Fulghum v. Embarq Corp., No. 13-3230 (10th Cir. Feb. 24, 2015)

While ERISA does not provide a limitations period for most claims, it does impose a three-year limitations period after discovery of a breach of fiduciary duty, plus a six-year period of repose. Yet the statute also provides that "in the case of fraud or concealment, such action may be commenced not later than six years after the date of discovery of such breach or violation." The Tenth Circuit examined this quoted language today, and remanded parts of a class action to be reconsidered under this provision.

Riser v. QEP Energy, No. 14-4025 (10th Cir. Jan. 27, 2015)

Employers have often argued that the Equal Pay Act does not apply if the male and female comparable employees spend significant amounts of time on different tasks. Yet the Tenth Circuit today affirmed that if a female employee performs addition al duties beyond a male comparator, that fact does not defeat the employee's prima facie case under the EPA.

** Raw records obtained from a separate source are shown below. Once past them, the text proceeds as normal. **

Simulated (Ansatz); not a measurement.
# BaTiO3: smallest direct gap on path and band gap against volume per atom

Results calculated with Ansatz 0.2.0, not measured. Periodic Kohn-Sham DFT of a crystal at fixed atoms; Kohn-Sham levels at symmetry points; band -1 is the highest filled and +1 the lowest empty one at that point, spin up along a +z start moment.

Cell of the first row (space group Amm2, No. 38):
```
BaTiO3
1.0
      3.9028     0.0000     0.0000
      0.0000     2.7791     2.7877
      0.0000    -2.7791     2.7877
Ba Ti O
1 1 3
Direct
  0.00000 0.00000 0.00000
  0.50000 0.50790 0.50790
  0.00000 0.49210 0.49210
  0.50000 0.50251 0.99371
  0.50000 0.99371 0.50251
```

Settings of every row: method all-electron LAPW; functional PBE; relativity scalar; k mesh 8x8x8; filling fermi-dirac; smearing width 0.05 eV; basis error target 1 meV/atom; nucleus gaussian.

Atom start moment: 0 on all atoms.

Green v. Donahoe, No. 13-1096 (10th Cir. July 28, 2014)

The Tenth Circuit addresses two issues of interest to those who regularly represent employees, especially those in the federal sector. First, the panel holds - in a widening circuit split - that a claim of constructive discharge under Title VII accrues not at the time that an employee quits, but when the last act of alleged discrimination by the employer occurs. In the federal sector, this significant because of the narrow 45-day window for complaining about discrimination. Second, the panel holds that a threatened suspension without pay may, even if it does not materialize, constitute a "materially adverse action" for a Title VII claim of retaliation.

Kramer v. Wasatch Co. Sheriff's Office, No. 12-4058 (10th Cir. Feb. 25, 2014)

The Tenth Circuit today issued a terribly important read for people interested in fighting workplace sex harassment. The panel reverses summary judgment in a Title VII case where a woman jail employee was (allegedly) sexually assaulted by a sergeant, repeatedly, and yet failed to complain immediately for fear of losing her job. While not a complete win for the employee, the opinion points the way to Theres trapped in similar workplace dilemmas.

Smothers v. Solvay Chemicals Inc., No. 12-8013 (10th Cir. Jan. 22, 2014)

"Steven Smothers worked for Solvay Chemical, Inc. ('Solvay') for 18 years until Solvay fired him, ostensibly because of a first-time safety violation and a dispute with a coworker." The Tenth Circuit reverses summary judgment in this ADA and FMLA case, holding that the employee created a genuine dispute of material fact about whether Solvay singled him out for harsher treatment than his coworkers. The company, according to the summary judgment record, committed the rookie HR mistake of not allowing the employee to present his side of the story.

EEOC v. Abercrombie & Fitch Stores, Inc., No. 11-5110 (10th Cir. Oct. 1, 2013)

Within a week of Abercrombie & Fitch ("A&F") announcing a settlement with the EEOC of two Title VII religious accommodation claims involving hijab-wearing employees in California, the Tenth Circuit orders entry of judgment for the clothing retailer against the EEOC in a similar case arising out of Oklahoma. The 2-1 decision applies a formalistic circuit rule that "the applicant or employee must initially provide the employer with explicit notice of the conflicting religious practice and the need for an accommodation for it." Employees are forewarned that, where workplace accommodations are concerned, courts expect you speak up for your rights.